700 Indian Students to be Kicked Out of Canada?

Around 700 Indian students in Canada are protesting against the possibility of deportation.

Around 700 Indian students in Canada are protesting against the possibility of deportation. The Canada Border Services Agency (CBSA) has recently issued deportation letters to as many as 700 Indian students. 

The letters were issued after the CBSA found that the students' admission offer letters were fake. Students claim that they arrived in Canada in 2018, but the fake letters only came to light now, five years later, when they applied for permanent residency. 

Many students who wanted to study in Canada, applied to colleges through an agent. They received their admission letters and on the basis of the admission letter, got their visa. When they arrived in Canada their agent told them that the seats were full in the colleges for which they had received admission letters for. He told them that universities were overbooked so he can transfer the students to another college. Since the students did not want to lose a year, they agreed. The students changed their college and finished their studies. Many of them were working while studying and many have even got jobs after their education. They pay taxes and contribute to the economy of Canada. But now three-fives years later, they were told by the CBSA that the admission letter on the basis of which they had received our visas was fake. Many of the students are from Punjab. Notably, the list of colleges, where these students got admission includes some of the reputed colleges. It has been revealed that these students applied through Jalandhar-based Brijesh Mishra, who helped students with their visa applications. Meanwhile, Mishra – the Jalandhar-based consultant, remains at large. A first information report was lodged against the accused in India and the license of Mishra’s firm was cancelled

Lovepreet Singh, a protesting student said, "We request the Indian government to raise this issue with the Canadian government. We are innocent and have been scammed. Our lives are at stake, many are even suicidal due to this. 700 is an estimate, the real number of affected students is higher as many are suffering in silence and not coming forward. I got a deportation notice for June 30. We put our lives' savings to come to Canada and now we have been asked to go back.” Hundreds of students were sitting outside the Canadian Border Services Agency (CBSA). They hold banners that say ‘Unite against deportation’, ‘Stop deportation’ and ‘We want justice’. The aggrieved students said their protest would continue till the deportation process was stopped. The students laid mattresses and slept in the open at night. Punjab's NRI Minister Kuldeep Singh Dhaliwal has sought the intervention of External Affairs Minister (EAM) S Jaishankar. The alleged victims, most of whom hail from Punjab, have been receiving support from politicians in Canada. The Punjab government has also reached out to the Central Government for its intervention in the matter.

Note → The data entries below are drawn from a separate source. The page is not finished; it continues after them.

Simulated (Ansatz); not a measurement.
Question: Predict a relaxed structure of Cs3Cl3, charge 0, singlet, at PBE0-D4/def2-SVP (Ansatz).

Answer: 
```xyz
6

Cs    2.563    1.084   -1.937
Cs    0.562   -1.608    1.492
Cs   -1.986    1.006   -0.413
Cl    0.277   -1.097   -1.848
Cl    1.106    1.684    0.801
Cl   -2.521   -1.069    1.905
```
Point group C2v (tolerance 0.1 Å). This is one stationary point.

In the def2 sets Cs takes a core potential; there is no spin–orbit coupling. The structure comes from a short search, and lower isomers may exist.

As the students continued their protests on the streets, the issue reached the Canadian parliament where New Democratic Party (NDP) leader Jagmeet Singh asked Prime Minister Justin Trudeau if he would stay the deportation of these students and help them get permanent residency. Prime Minister Trudeau in response said, “Our focus is on identifying the culprits, not penalising the victims.Victims of this fraud will have an opportunity to demonstrate and present evidence for their case. We recognise the immense contributions that the international students bring to our country." 

Two Australian universities - Federation University in Victoria and Western Sydney University in New South Wales - have separately announced bans on the intake of students from some Indian states citing concerns over a rise in fraudulent visa applications. The education agents were instructed to not consider students from Punjab, Haryana, Gujarat, Uttarakhand, Uttar Pradesh, and the Union Territory of Jammu and Kashmir. The report indicated that one in four applications is now deemed “fraudulent” or “non-genuine” by the country's Department of Home Affairs.